Finally, we are off! So many projects, charts, guidebooks, equipment, spares, and provisions. Bill and I have spent oodles of time planning and preparing for our transatlantic crossing; you might think we were traveling to the moon. But, as they say: “Better safe than sorry”. We felt ready.
Liz Riley joined us and felt ready too. This was her first offshore passage, and she arrived the previous day, so she may not have known what ready means! What a brave young lady to hop aboard a sailboat and commit to this adventure.
First task was to raise the anchor. Simple. We’ve done this countless times before. So why was it so hard this time? Was someone trying to keep us here??? NO! Our anchor snagged a huge fisherman anchor and the windlass (winch for the anchor) struggled to bring up the weight of BOTH anchors. With our anchor aboard, and the fisherman back on the bottom, we maneuvered over to the nearby dock for final fuel, water, and food supplies.

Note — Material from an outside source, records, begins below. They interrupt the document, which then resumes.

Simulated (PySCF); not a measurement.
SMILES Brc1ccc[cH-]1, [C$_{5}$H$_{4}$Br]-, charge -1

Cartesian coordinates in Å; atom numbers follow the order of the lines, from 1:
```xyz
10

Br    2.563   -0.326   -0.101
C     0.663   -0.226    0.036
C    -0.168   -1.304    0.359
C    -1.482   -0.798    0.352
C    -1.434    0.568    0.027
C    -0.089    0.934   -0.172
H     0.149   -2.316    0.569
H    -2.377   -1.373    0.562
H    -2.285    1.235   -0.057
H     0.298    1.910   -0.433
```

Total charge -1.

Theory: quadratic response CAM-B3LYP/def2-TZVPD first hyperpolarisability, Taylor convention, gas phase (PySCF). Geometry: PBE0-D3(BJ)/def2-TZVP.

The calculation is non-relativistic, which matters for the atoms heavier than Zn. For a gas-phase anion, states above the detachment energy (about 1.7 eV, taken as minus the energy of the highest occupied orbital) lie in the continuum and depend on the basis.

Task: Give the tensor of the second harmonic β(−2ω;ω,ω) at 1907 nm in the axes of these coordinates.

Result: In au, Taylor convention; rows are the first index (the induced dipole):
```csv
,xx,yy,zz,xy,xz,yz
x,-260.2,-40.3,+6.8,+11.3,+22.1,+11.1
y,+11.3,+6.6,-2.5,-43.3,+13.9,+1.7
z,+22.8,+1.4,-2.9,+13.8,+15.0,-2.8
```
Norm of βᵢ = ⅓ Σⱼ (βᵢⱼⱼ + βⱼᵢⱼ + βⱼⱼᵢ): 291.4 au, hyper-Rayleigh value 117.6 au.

We always carefully watch the weather and consult our weather expert, Chris Parker, before departing for any trip. The winds and seas were running strong lately and there was no sign of the tradewinds abating, so we headed off, knowing that the first few days would be a wild ride, with no storms in sight.
Alembic can handle much more than the three of us. Twenty-five knots of wind, with gusts into the thirties, and the ten foot seas to match, were typical tradewinds, allowing us to sail at top speeds, but we chose to run with only a tiny headsail and double reefed main to keep the spray and boat motion to a minimum. These conditions continued for three days, making it hard to cook, eat, sleep, or even maneuver about the boat. We all managed in our own ways and remained optimistic about our excellent progress toward Bermuda.
Finally, the conditions lightened as we exited the trade wind belt, granting us more comfort. By the fifth night, the wind fell to below ten knots and we switched on the iron jib (motor).
At dawn the next morning, while still motoring, we heard “Sailboat, me sailboat too” on the VHF. Sure enough, the rising sun revealed a sailboat nearby. We motored over to the boat and met Igor, a Russian sailor who claimed he had no charts or functioning motor. Being eighty miles to the harbor, we knew we couldn’t tow Igor, but we could offer charts. He had three sails up and was moving along nicely, albeit slowly. I tore a page out of our new book, which gave details of the depths and buoys to enter St George’s Harbor, and passed this over to our new friend. We promised to alert the Bermuda locals, and assist him when he made it to the entrance.
Our arrival was simple, even though it was well past sundown. Usually we don’t enter harbors at night, but we had been here in November and remembered the easy access to the customs dock. Clearing customs was quick, so we were on to our anchorage within twenty minutes for a quick toast to our arrival, and then immediately to bed for a blissful night of sleep.
Seeing Staffan the next day was a highlight of our arrival. We had sailed with him and his lovely wife Kikki for many months two years ago. Kikki had flown home to Sweden, so we didn’t get to see her, unfortunately.
Lindsay (our daughter), Sarah (our niece), and Anne (Bill’s sister) flew in a few days later for a few days of hilarious entertainment. I think Anne’s incentive was to be the last human to see her brother alive, knowing he would soon be sailing much further east, but was pleasantly surprised to witness the preparedness of both the crew and the boat. With her fears alleviated, we proceeded to frolic around Bermuda.
In the 4 short days of togetherness, we managed to sail, ride buses, jump off cliffs, dine outdoors, and visit a few beaches.
Sharing our landfalls with family is definitely the most special aspect of our travels. I look forward to having more family visits in foreign lands. Tears were shed when we parted ways, the ladies off to the airport, and Alembic off to sea. Açores, this time.